Monday, 11 October 2010

Presentation for capture





Next Monday you will present the findings of your research into practitioners working in a chosen medium. As an example we compared the album artwork created by Jake Walters (Morrisey) and Peter Blake (The Beatles)from different eras using different techniques and technologies that show how time has changed the way that people work in the creative industries.

Research found that Sir Peter Blake had been paid £200 for what became the most famous cover ever. It was mae in 1967 and was the Beatles eighth album. It is a collage of famous people whom the band admired. The band pose as fictitious members of a new group and there are post-modern reference to cultural icons. Blake was a pop-artist using images from popular culture and life sized cardboard cut-outs of heroes along with wax work figures of the Beatles from Madame Tussauds to create a collage which was photographed in a studio. Blake was helped by a photographer, his wife and other people who cut out the cardboard figures so it was not a solo project.

We came up with our own versions of the collage after thinking of our own icons and heroes.

The internet is rife with controversy and speculation about Morrisey who appears to court it or ironically mock the provocative nature of his character in his album art work. JAke Walters is a close collaborator who uses photography to maintain control of the image of Morrisey and to preserve and enhance his enigma. Working in arange of mediums as most modern practitioners seem to he photographs celebrities and also works in the fashion and advertising worlds. His them is striking and memorable portraiture. He employs image manipulation and hios work is highly stylised and symbolic making use of lighting, props, make-up and costume.

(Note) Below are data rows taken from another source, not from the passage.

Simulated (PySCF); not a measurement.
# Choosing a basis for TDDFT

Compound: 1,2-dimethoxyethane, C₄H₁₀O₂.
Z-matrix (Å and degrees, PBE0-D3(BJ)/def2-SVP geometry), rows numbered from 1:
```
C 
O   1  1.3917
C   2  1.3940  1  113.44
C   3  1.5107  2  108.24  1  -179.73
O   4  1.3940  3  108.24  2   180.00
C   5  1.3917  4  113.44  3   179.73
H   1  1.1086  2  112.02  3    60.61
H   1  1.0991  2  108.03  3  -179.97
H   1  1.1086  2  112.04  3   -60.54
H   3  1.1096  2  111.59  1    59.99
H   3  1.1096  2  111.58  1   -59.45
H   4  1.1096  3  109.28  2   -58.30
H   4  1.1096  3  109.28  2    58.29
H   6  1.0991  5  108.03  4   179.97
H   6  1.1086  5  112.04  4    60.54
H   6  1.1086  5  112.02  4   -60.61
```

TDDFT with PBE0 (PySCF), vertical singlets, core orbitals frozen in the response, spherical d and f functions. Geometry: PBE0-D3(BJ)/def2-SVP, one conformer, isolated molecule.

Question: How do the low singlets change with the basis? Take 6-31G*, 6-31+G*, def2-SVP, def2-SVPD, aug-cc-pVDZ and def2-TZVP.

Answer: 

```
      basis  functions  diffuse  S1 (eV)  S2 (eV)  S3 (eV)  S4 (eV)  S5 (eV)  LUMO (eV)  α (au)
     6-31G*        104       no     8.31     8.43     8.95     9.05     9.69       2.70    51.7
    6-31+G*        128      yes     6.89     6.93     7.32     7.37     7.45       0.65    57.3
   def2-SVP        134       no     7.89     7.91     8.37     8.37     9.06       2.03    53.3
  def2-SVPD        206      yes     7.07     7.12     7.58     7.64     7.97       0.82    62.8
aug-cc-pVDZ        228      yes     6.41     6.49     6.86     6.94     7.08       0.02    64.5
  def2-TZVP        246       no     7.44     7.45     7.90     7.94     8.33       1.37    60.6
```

IN the album cover we analysed he uses a retro sixties font and the image is a throwback to masculine figures in years past with a proud fatherly pose in a Frd Perry shirt. His lean figure and pose seems rather camp to a modern audience but ther is something reminiscent of conventional Englishness about the image.

Is he saying that after years of refusal he wants to be seen as a fatherly , responsible or human figure rather than a provocateur.

He recently posed for the Guardian when he made another controversial statement about Chinese people being a sub-species because of the way they treat animals. Asked if he was racist he said he does not like anybody. He then refuseed to let the Guardian use the photos they took and got Jake Walters to take some others. Notably one with a cat on his head.

The last image shows how nothing can be taken too seriously in our post modern world.